My teenage years brought little in the way of rebellion, I sometimes thought at school that I was the only boy there who actually enjoyed compulsory chapel, and by the time I came to leave was in no doubt of my desire to go on to read Theology.

At some point in my late teens my mother gave me a copy of  ‘The Cloud of Unknowing’ – that remarkable 14th Century work of contemplation that is established as the foremost work of medieval mysticism. At first reading I was unsure I possessed the necessary tools or discipline to achieve the depths of self-examination that might occasionally lead me to experience a profound sense of the presence of God.  BUT It was however a definite spiritual gateway and firmly established my interest in, and love of, the writing of the medieval mystical tradition…

I don’t think any of my lecturers in the Dep’t of Theology and Religious Studies at the University of Bristol would ever suggest that I did anything more than the minimum required to get through… Arrival at University saw off my youthful earnestness within minutes – Though some things I couldn’t change. Almost straight away I sought out and found the most ritualistic of Anglo Catholic churches in the city and attended mass there most, if not quite every, Sunday for the duration of my student years.

I should say - Having fun did not completely overshadow my academic work. Mine was very much a Religious Studies course and I found learning for the first time about the religious traditions of India a profoundly joyous experience.

I had by this time read many of the major works of the medieval mystics – Theresa of Avila, Meister Eckhart, Julian of Norwich, St John of the Cross. So introduction to Buddhism and Hinduism coincided with my burgeoning interest in mystical interpretations of our desire to glimpse God at the most profound level. In Indian hymns, poems, and myths drawn from the earliest of days, I found areas of convergence, and particularly appreciated similarities between the journey of the ascetic along the Buddhist 8 fold path and the journey of the Soul in St John of the Cross’s Ascent of Mount Carmel.  It all heightened my interest in Christian mysticism.

Soon after leaving University I managed to get myself a job on a feature film being made in Rome, and jumped at the chance. The job didn’t work out as expected and I left it after a couple of weeks; but my experience of Rome was more than I had hoped for.

I’d done my dissertation on Cardinal Newman and had for some time been considering converting to Catholicism - so I got a job as an English teacher and stayed in Rome for about 12 months. My cousin Charles was also there, he was training for the Catholic Priesthood and was a most excellent guide, and although I came to realise conversion was not for me, he introduced me to an elderly Jesuit priest Fr Joe in who’s company I visited most of the important churches in the city and who for the first time taught and led me to a fuller appreciation of the devotion of Mary.

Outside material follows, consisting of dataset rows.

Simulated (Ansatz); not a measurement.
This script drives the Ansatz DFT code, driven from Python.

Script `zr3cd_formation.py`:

I felt my eyes opening to a new reality, a completely new area of truth. I came to see Mary as far more important than - as Thomas Merton once wrote – ‘The Virgin who stands above the doorways of medieval cathedrals”. My mind opened up to see her as the essential agent in my salvation. That her humanity is the whole point.  That as the woman chosen by God to bear his son she is elevated above all others. That her human perfection affirms the fullness of the incarnation.

Needless to say - There have followed trips to Lourdes, trips to Walsingham and on our very first holiday together I even managed to persuade Pippa to accompany me to the shrine of our Lady of Fatima in Portugal… an experience I found emotional and humbling.. She kept looking at her watch.

As she has done ever since… Living in London I was for 18 years a regular at All Saints Margaret Street where our three children were baptised, until a desire to find a church and community closer to home where we could worship as a family brought us to St Georges and this United Benefice.

So… No conversion experience. No specific moment of revelation. I would say that my road to Damascus started early and continues today; and it’s a road of gradual development, there are many hold ups of course, but each difficult step forward promises the glimpse of further revelation.

That famous quote of Socrates – that ‘A life unexamined is a life unlived’ is a central tenet and one I have over recent years failed to live up to;


What I believe is absolutely certain is that the more we learn about ourselves the better equipped we are to build a deeper relationship with God.